Richard Wernick was a pupil of a number of distinguished
talents – Ernst Toch, Aaron Copland and Boris Blacher amongst them.
He was himself a teacher for nearly thirty years at the University of
Chicago; not that there is anything remotely academic or didactic about
these two strongly characterised and powerfully argued concertos. As
Bernard Jacobson’s notes judiciously aver Wernick’s music fuses technical
expertise and a highly personalised use of tonal and near tonal elements.
Structurally individual as well, Wernick’s concertos resist confident
critical judgement. He belongs to no convenient "school" and
his often rough hewn and angular music is full of the most impressive
sonorities and conjunctions.
The Piano Concerto was composed between 1989
and 1990, commissioned by the National Symphony Orchestra of Washington
and Mstislav Rostropovich – and it was premiered by them and by Lambert
Orkis in February 1991. A complex fantasia first movement ("Tintinnabula
Academiae Musicae") opens with some viciously saturnine trombones
contrasted with the solo piano’s almost pointillist displacements before
some resolute and decisive rhythmic attacks. By some way the longest
of the three movements it gathers itself in intensity and complexity
and by the time of its final peroration the orchestra has grown impressively
stentorian, with brass dominant, percussion strong and the piano taking
an ever more expansive role. The slow movement is static, rather romantic,
with Mahlerian hints, bedecked with some rather keeningly expressive
orchestral solos. The middle section however, in utter contrast, is
fractious and active, insinuating with percussive drive before a sense
of dappled calm returns, flecked and rapturous and yearning. The brisk
finale ("Réjouissance") is ebullient, with virtuoso
percussion and driving, unstoppable culminatory spirit.

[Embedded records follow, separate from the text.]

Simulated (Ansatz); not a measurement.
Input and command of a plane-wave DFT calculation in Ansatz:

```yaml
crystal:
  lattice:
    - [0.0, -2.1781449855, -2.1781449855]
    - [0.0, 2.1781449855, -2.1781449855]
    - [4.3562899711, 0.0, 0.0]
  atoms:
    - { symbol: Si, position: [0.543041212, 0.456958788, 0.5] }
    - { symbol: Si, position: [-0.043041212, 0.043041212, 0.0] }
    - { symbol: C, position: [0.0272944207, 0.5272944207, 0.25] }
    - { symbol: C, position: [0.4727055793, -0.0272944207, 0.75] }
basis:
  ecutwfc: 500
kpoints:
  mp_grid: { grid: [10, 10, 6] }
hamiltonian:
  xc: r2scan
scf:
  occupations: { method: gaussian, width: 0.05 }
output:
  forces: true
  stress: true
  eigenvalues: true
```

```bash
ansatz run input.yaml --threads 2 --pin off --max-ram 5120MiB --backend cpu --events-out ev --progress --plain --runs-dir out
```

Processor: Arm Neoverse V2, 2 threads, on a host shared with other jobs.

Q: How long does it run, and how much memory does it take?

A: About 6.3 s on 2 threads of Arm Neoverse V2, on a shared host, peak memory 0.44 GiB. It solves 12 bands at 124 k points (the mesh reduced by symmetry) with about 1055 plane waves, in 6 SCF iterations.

The Violin Concerto was written a few years
earlier, in 1984, and was premiered in 1986 by Gregory Fulkerson with
the Philadelphia Orchestra and Riccardo Muti. Wernick, something of
a master of oppositional trajectory, sets up nervous energy in profusion
in the first movement – in which the edgy solo violin is contrasted
with the assured orchestral responses. The massed orchestra is more
powerful, slow moving and less nimble than the protagonist who, finally,
at the short movement’s conclusion has the last, decisive word. In the
slow movement – the longest at over twelve minutes – Wernick explores
incremental changes of texture and tempo, discovering moments of almost
spectral intensity, assailed, but never consumed, by the orchestra’s
jabbing, baleful brass. The finale follows immediately from the involved
complexity of the slow movement. It’s tough, pungent, rhythmically exultant
but attempting to resolve thematic material previously left unresolved.
It is intriguing that the full-scale cadenza toward the end of the work
is not at all experimental but firmly in "The Tradition".
It seems in some oblique way to recognise some hierarchical place in
the syntax of the concerto form in which to explore thematic material.
And it does so in a confirmatory and affirmatory way, drawing together
strands that lead satisfactorily to the conclusion of the work.
Wernick uses dissonant counterpoint; his rhythms are
dramatic and driving; his orchestration is colourful, his lineage eclectic,
his gift for oppositions, for characterisation strong. These are tough
works in many ways and I wouldn’t want to pretend otherwise, but they
are creatively tough and journey with intense drama and feeling.